Belmont was a member of the banking firm of August Belmont and Co., New York City. He became publisher of the Verdict, a weekly paper. Belmont served as delegate to the Democratic National Convention in 1900, and was elected as a Democrat from New York's 13th District to the Fifty-seventh Congress serving from March 4, 1901 until March 3, 1903. He was not a candidate for renomination in 1902.
Oliver received a huge inheritance when his father died in 1890. Oliver was a bachelor at the time of his father's death and decided to build a summer house in Newport. Richard Morris Hunt was the architect for Oliver's Newport mansion, Belcourt. Belmont designed Belcourt as he pleased. Hunt was hesitant with the design of Belcourt, but he concentrated on his guiding principle that it was his client's money he was spending. The entire first floor was composed of a multitude of stables for Belmont's prized horses. The monumental Gothic rooms with their huge stained-glass windows were emblazoned with the Belmont coat of arms.
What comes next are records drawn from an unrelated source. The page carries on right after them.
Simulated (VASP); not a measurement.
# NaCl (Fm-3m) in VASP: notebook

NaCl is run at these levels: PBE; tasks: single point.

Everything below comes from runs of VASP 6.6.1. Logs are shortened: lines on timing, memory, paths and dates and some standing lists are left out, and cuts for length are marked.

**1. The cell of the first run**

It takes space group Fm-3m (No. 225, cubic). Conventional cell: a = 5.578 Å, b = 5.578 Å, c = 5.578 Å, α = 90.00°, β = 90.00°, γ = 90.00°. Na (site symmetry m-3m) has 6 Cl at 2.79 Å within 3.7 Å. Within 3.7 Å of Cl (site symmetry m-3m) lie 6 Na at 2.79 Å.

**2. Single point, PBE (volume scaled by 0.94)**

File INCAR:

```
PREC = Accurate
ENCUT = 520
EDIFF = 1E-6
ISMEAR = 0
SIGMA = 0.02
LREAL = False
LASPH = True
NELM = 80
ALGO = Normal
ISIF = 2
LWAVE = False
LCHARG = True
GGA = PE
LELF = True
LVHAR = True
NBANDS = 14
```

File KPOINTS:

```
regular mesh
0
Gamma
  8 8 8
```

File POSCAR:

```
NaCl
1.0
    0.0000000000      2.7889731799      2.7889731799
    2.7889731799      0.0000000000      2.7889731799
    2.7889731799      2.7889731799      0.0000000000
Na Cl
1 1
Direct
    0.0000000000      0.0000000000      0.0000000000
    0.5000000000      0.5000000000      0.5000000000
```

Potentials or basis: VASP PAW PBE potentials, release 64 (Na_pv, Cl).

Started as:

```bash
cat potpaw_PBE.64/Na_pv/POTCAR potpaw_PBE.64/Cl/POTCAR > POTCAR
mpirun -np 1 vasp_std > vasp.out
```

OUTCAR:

In 1882, without his parents' consent, Oliver proposed marriage to debutante Sara Swan Whiting, a popular and beautiful socialite. His parents, August and Caroline Belmont, objected to the engagement, thinking Oliver was not mature enough for marriage because of his gambling and playboy lifestyle. As a result, he was sent to Bremen, Germany, to learn the banking trade from the Rothschild family, where his father had been trained. Oliver became dissipated and developed a penchant for absinthe. When Mrs. Belmont realized his decline, she agreed to the marriage. Oliver Belmont married Sara Swan Whiting in Newport, Rhode Island, on December 27, 1882, at her family home, "Swanhurst". The newlyweds traveled to Paris for their honeymoon, where they were joined several weeks later by Sara's mother and two older sisters. Oliver, having originally agreed to the visit, now objected. He took to frequenting gambling houses and brothels, drinking absinthe to escape the situation. His personality was affected by the absinthe; and he had a violent and abusive argument with his new wife, leaving her terrified. Oliver abandoned her in Paris and was later seen in Bordeaux, traveling with a French dancer. Shamed and heartbroken, Sara and the Whiting family returned to America. In April, Sara realized she was pregnant with Oliver's child; but the two divorced and he was prevented from seeing the child. Natica Caroline Belmont was born September 5, 1883. Oliver disowned her, claiming that she was not his daughter and not a Belmont heir. Sara remarried; Natica was adopted by her stepfather, former Assistant Secretary of StateGeorge Lockhart Rives and took his last name. Natica became a prominent New York socialite. In 1907, Natica married Williams Proudfoot Burden, brother of James Abercrombie Burden, Jr. Belmont remarried on January 11, 1896, to Alva Vanderbilt, the ex-wife of his good friend William K. Vanderbilt. He had been a friend of the Vanderbilts since the late 1880s. He had accompanied the Vanderbilts on at least two long voyages aboard their yacht the Alva. Scholars have written that it seems to have been obvious to many that he and Alva were attracted to one another upon their return from one such voyage in 1889. After his death, Alva took on the new cause of the women's suffrage movement.